6 Things I Wish I'd Known Before Coming to Japan
Ever do something and realize your expectations were so completely different from the truth they weren’t even in the same orbit? Yeah, that was me moving to Japan. And while some of that can be attributed to the fact that it was also my first time ever leaving the U.S., a lot of it is just stuff that all the YouTube videos and blogs in the world can’t prepare you for. This is a list of some of the things just like that!
1. ENGLISH ISN’T SPOKEN AS MUCH AS YOU THINK
Everyone always tells you that you can survive and get around Japan without any Japanese. This, along with a certain naivete about the level of English all over Japan, led me to only study a bit halfheartedly when I first came here.
If you’re not in a big city, or even if you are, English as a spoken language is not very prevalent. Sure you can find it on menus and street signs (sometimes) but need to ask for directions from the old lady working in her garden? Bummer.
My best advice, other than to start studying now, is to approach high school or college-aged kids and if talking doesn’t work, write your question down. That’s much more likely to get a response as reading and writing is what most of the English education system in Japan focuses on, not speaking or listening.

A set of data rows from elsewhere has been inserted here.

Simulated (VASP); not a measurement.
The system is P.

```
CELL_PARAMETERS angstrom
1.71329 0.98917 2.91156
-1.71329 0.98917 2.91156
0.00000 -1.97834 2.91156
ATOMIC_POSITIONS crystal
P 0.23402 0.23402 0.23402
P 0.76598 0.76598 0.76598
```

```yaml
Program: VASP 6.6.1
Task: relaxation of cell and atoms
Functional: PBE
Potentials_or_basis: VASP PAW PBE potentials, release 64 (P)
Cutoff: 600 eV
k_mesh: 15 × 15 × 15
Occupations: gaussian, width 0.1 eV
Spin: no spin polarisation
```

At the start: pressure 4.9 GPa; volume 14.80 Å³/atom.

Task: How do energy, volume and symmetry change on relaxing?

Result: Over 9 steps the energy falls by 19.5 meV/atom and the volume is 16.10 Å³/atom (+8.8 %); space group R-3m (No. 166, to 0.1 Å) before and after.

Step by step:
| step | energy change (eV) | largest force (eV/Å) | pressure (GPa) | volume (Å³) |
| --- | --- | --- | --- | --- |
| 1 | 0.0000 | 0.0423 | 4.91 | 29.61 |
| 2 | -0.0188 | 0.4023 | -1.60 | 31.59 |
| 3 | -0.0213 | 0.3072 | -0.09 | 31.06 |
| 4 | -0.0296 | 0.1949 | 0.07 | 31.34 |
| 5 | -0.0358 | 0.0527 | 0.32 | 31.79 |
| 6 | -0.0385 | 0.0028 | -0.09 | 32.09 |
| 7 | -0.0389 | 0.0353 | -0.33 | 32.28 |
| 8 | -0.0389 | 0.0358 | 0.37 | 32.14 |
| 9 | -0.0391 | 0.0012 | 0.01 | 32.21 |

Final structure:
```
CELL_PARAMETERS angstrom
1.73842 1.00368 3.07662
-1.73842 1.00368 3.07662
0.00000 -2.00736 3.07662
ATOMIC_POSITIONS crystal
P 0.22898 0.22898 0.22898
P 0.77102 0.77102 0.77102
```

2. TANK TOPS AND FLIP FLOPS ARE AWKWARD
In California I wore flip flops even when it (rarely) rained and my wardrobe was made of jeans, shorts, and tank tops. So obviously those are the casual clothes I packed. But Japan is one of those countries that dresses more modestly: shoulders covered, no low necklines. Shorts and short skirts all work but tank tops will get you stared at for showing all that skin! Scandalous!
On a similar note, flip flops are generally used inside the home only as a kind of slipper. It’s a bit lazy to wear them out and about and you’ll notice most people (even men) wear really cute or nice shoes even with very casual outfits. You can get away with it in very large cities but otherwise consider leaving those things at home.
3. ES IS MORE TEACHING, JHS IS SO NOT
I’m being hired as an English teacher… right? Ehh, kind of. What I didn’t know was that in Jr. high you’re more of a CD player than an actual teacher. You pronounce new words, read paragraphs, announce listening tests, and basically just try to show them what real English sounds like while fighting to keep them from using the katakana pronunciation.
The longer you’re at a school, the more they trust you and are likely to ask you to plan either an activity for a lesson or a lesson itself. But almost universally, this doesn’t happen right away. Patience and showing your dedication and creative ideas consistently is key!
Elementary school is a whole other ball game. Whatever grade you teach you are pretty much expected to teach the full lesson with your own plan, whether it’s based on a curriculum or not depends on your location, leaving their homeroom teacher to be as involved as they’d like.
I have teachers who grade assignments during the lesson, some who aren’t even there most of the time, and some who join the class and learn the English with the kids. Some sometimes just take over my lesson, some cut in to help clarify if something isn’t being understood, and one awesome teacher tag teams it with me and we practically finish each other’s sentences!
There are all kinds of teacher involvement and you’ll soon learn who does what and you’ll be able to plan around that. But I didn’t realize that there would be so many varieties of involvement and how much work it would be to keep track of and plan for six schools of that!
4. COMFORTABLE SHOES ARE A MUST
I started with a pair of simple Toms to use as my indoor shoes. A few months in I had to buy new cushy running shoes with special insoles because of how badly my feet were hurting standing, a lot of the time in one place, for six hours a day. Do it from the start and save yourself a lot of grief! Ouch! Everyone there wears athletic shoes anyway, join the fun and save your feet.
5. HOW MUCH I STAND OUT/GET STARED AT
I’m a pretty quiet person and, despite the blog and everything that goes with it, I’m also a pretty private person. In my life I’m most comfortable flying under the radar and in groups I gladly take the supporting roles. But being a solo female who is clearly not Japanese and is also taller than most of the population are not qualities that will leave you unnoticed.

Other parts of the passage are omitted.